Paper Darts has taken the concept of the literary magazine and knocked the stuffiness out of it.

Launched by three recent University of Minnesota graduates, the ambitious new print and online triannual publishes fiction, poetry, artwork, reviews and interviews with artists and writers. But Paper Darts is also a thing of fun and funky beauty -- not how you would describe most lit mags.

Woven between all the belles-lettres are video and music links, wild and colorful graphics, comics, even -- horrors! -- fashion. Whatever would they say at the New York Review of Books?

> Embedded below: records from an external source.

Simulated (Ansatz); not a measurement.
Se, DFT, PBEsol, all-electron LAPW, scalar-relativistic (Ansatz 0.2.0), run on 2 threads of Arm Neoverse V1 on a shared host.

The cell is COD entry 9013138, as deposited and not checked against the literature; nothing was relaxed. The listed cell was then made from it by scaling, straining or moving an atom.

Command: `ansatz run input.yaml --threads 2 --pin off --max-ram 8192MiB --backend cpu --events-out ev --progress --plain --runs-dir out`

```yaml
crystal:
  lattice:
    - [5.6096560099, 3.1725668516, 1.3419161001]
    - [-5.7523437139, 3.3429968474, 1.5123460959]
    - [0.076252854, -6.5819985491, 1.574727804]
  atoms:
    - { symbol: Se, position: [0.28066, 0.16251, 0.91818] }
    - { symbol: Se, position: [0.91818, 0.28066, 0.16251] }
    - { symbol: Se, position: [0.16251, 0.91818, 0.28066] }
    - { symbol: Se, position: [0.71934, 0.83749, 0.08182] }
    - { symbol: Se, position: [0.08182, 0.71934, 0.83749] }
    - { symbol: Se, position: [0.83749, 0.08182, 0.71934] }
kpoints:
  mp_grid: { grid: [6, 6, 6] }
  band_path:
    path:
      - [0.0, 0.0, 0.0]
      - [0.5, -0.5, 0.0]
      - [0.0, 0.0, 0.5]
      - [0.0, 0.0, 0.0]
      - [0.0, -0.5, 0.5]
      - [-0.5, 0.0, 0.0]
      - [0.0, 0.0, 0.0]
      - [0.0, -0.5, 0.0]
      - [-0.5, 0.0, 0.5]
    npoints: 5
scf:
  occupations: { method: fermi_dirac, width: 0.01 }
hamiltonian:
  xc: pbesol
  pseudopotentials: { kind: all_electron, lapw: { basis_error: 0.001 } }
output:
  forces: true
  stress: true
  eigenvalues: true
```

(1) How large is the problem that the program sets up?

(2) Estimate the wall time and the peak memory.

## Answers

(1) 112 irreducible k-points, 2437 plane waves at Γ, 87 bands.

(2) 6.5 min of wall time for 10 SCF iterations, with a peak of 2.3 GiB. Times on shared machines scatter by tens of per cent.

Named in part after a collection of Virginia Woolf's letters, Paper Darts also aims a tiny metaphorical missile at tradition.

"We're trying to take the stick out of the butt of the literary world," said Regan Smith, one of the young women behind the venture. "We value irreverence and humor and beautiful design. We're anti black-and-white text blocks."

Paper Darts represents the next generation of lit/art mags in a few other ways, too. It's a mash-up of art forms, pairing poems and prose with artwork by different contributors in a way that makes them seem fused as a larger whole, leaving interpretation up to the reader. They're using social media to great effect to expand both readership and contributions. And their love of print is balanced by an equal devotion to new media.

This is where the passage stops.